There are many miles of diverse hiking and backpacking trails in the Shawnee National Forest including the 160-mile River to River Trail.
One of the most photographed locations in the state, Garden of the Gods’ scenic beauty is extraordinary. In the recreation area you can hike, camp, nature watch or picnic.
The Observation Trail features unique sandstone rock formations and panoramic views of the surrounding Garden of the God Wilderness. Interpretive signs explain the geological history. The 1/4-mile trail is made of natural sandstone and takes about an hour to walk. It contains short, steep grades and steps; benches are located along the trail and as a whole the trail is not tiring. Caution should be used due to the high cliffs in the area.

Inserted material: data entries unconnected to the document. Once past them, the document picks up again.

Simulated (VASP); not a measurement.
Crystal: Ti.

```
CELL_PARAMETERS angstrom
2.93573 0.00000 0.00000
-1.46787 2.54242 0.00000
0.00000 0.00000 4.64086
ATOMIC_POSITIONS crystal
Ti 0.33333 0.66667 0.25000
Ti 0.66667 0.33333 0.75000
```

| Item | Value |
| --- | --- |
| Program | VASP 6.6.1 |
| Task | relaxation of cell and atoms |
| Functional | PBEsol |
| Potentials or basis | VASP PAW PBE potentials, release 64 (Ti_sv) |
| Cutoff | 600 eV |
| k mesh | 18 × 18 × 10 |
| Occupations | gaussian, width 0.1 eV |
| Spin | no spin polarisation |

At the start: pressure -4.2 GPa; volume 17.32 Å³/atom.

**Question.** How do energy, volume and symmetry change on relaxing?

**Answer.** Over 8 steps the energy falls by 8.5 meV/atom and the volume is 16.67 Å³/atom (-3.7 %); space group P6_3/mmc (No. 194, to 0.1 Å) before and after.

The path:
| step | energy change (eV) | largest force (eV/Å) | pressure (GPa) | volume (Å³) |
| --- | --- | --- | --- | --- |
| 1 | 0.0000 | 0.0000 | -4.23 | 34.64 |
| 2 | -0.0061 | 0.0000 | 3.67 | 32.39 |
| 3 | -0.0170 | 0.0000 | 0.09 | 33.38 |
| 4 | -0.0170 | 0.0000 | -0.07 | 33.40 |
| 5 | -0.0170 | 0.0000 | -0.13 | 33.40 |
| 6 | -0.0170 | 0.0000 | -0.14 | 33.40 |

During the Illinoian Stage (between 352,000 and 132,000 years ago), the Laurentide Ice Sheet covered up to 85 percent of Illinois. The southern margin of this ice sheet was located within what is now the area of the Shawnee National Forest. There are many points of interest marking the southern edge of the glacier. Some are located within the Forest boundary, others are on public land in proximity.
Little Grand Canyon is located within the Shawnee National Forest. This is accessible off Illinois Route 127 south of Murphysboro, Illinois. A small creek with a tiny watershed has carved an impressive rock canyon, more than 200 feet deep, leading down to the Big Muddy River. The southern edge of the ice sheet was just to the north of Little Grand Canyon. Blocks of ice slid off the face of the glacier, carried by enormous volumes of meltwater, to carve this tiny canyon. In the deep shade of the canyon are relict species of Arctic plants left over from its ancient origin.
Cedar Lake is an artificial lake formed by damming Cedar Creek. The glacier blocked the waterways flowing north down the hills. This drainage formed a creek running northwest along the face of the glacier. This became Cedar Creek, the watershed of which is extremely asymmetrical. While the watershed extends only a few thousand feet to the south, up the face of the terminal moraine, the creek is also fed by waterways extending miles to the south.